Author: Nirmala George, Associated
Press Writer
Publication: Washington Post
Date: September 26, 2002
URL: http://www.washingtonpost.com/wp-dyn/articles/A4209-2002Sep26.html
As yet another winter closes in
on the northern Indian state of Jammu-Kashmir, Shubhan Bhat says he yearns
to return to his ancestral home in the Himalayan province.
But in the nearly 13 years since
the Hindu apple farmer and his family fled their home in largely Muslim
northern Kashmir, the nostalgia has hardened into bitterness.
A centuries-old culture of Muslims
and Hindus living in harmony ended in 1989, when Islamic militants began
attacking Hindus, forcing thousands to flee in their drive to separate
the mostly Muslim territory from Hindu-majority India.
For Bhat, the elections for the
state legislature now under way only deepen the bitterness, with politicians
promising Hindus they'll have jobs and proper homes, perhaps even get their
land back if the Islamic insurgency ends.
At least 350,000 Hindus fled their
homes in the lush Kashmir Valley in less than a year after the insurgency
started, heading south to the Jammu region of the state, or to other parts
of India.
The hope of return or compensation
usually produces a high voter turnout in the Jammu region, where 59 percent
of registered voters cast ballots in elections Tuesday. But only 10 percent
of the mostly Muslim voters participated, either out of fear of the militants
or rejection of Indian sovereignty.
Bhat has voted in the past, but
this time he refused. "There is no point," he said. "Each time they promise
us land and jobs but nothing comes out of it."
Bhat is a prisoner of the territory's
tortured history.
During British colonial rule, Kashmir
was a semi-autonomous princely realm with a Hindu king. When colonial India
became independent in 1947 and was severed into India and Muslim Pakistan,
the territory's population - nearly all Muslims - almost certainly would
have chosen to tie themselves to Pakistan, but it instead became part of
India.
Decades later, Pakistan controls
part of the territory, captured in 1947-48 fighting, and many Hindus have
fled the largely Muslim areas in the northern part of the state - the section
known officially as Kashmir - to the southern Jammu section, where there
is a Hindu majority.
Long-simmering separatist discontent
in Kashmir took a dramatic turn in October 1989, spurred on by state elections
that separatists say were rigged by India.
Bhat's family had just settled down
for a meal when their Muslim neighbors came to warn them. Separatist militants
had entered the village and were waiting for darkness to attack Bhat's
home, surrounded by apple and walnut orchards.
Within minutes, the family slipped
out with two infant children and Bhat's ailing mother.

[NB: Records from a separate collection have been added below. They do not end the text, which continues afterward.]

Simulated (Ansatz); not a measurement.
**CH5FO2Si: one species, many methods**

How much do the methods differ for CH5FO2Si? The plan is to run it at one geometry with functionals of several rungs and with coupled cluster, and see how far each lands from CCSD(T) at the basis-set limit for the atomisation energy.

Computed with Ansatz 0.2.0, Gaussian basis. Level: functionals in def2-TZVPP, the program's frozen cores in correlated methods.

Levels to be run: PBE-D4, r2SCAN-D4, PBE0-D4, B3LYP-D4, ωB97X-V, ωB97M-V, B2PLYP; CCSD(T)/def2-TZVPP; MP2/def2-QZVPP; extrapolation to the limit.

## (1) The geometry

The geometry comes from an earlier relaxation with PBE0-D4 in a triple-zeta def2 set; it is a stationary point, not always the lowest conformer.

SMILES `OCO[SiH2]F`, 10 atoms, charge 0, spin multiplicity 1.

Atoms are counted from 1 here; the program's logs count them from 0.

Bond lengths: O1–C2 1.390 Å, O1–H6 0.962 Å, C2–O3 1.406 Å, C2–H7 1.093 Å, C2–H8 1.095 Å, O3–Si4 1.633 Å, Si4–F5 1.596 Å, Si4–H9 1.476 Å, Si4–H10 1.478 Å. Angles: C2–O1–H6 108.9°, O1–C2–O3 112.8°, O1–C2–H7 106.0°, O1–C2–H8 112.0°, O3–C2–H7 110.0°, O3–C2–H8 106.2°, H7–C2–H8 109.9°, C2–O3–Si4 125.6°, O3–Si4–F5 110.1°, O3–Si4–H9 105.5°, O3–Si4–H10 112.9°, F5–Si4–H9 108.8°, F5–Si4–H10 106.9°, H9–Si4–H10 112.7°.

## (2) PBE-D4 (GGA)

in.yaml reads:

Bhat's brother stayed behind. The
next day, neighbors found his bullet-riddled body in the looted and vandalized
house.
"Once the attacks began, almost
overnight, the atmosphere changed," said Bhat, spokesman for the 3,000
migrants at a camp in Purkhu, 12 miles northwest of Jammu city, the state's
winter capital. "Graffiti appeared on the village walls saying Kashmir
was for Muslims only. Threats were made that our wives and daughters were
not safe."
Since then, the refugees have lived
in tents or cramped, one-room shelters. Filthy water stagnates in pools
from open gutters. Some young men have found poorly paid, unskilled jobs,
but most of the middle-aged are unemployed.
"Would you believe I once owned
a 10-room house. Look what I am now, a refugee in my own country," said
Bhat, pointing to the small room he shares with his mother, wife and teenage
children. A kerosene stove and a water tap serve as the kitchen.
Growing resentment against the government
for the conditions has led to demands for the creation of a separate Hindu
state in Jammu, a proposal backed by some right-wing Hindu groups running
in the elections.
The Jammu-Kashmir government has
said it will encourage the migrants to return home. But many are skeptical.
"What guarantees can the government
give these hapless people? Would it restore their properties, their jobs?"
asked Balraj Puri, a political analyst in Jammu.
Bhat says he and others of his generation
will not return to Kashmir even if the government promises security.
"We lost everything we possessed
when we left our home in the valley. Our houses have been looted and burned,
our orchards destroyed," he said. "What will we go back to?"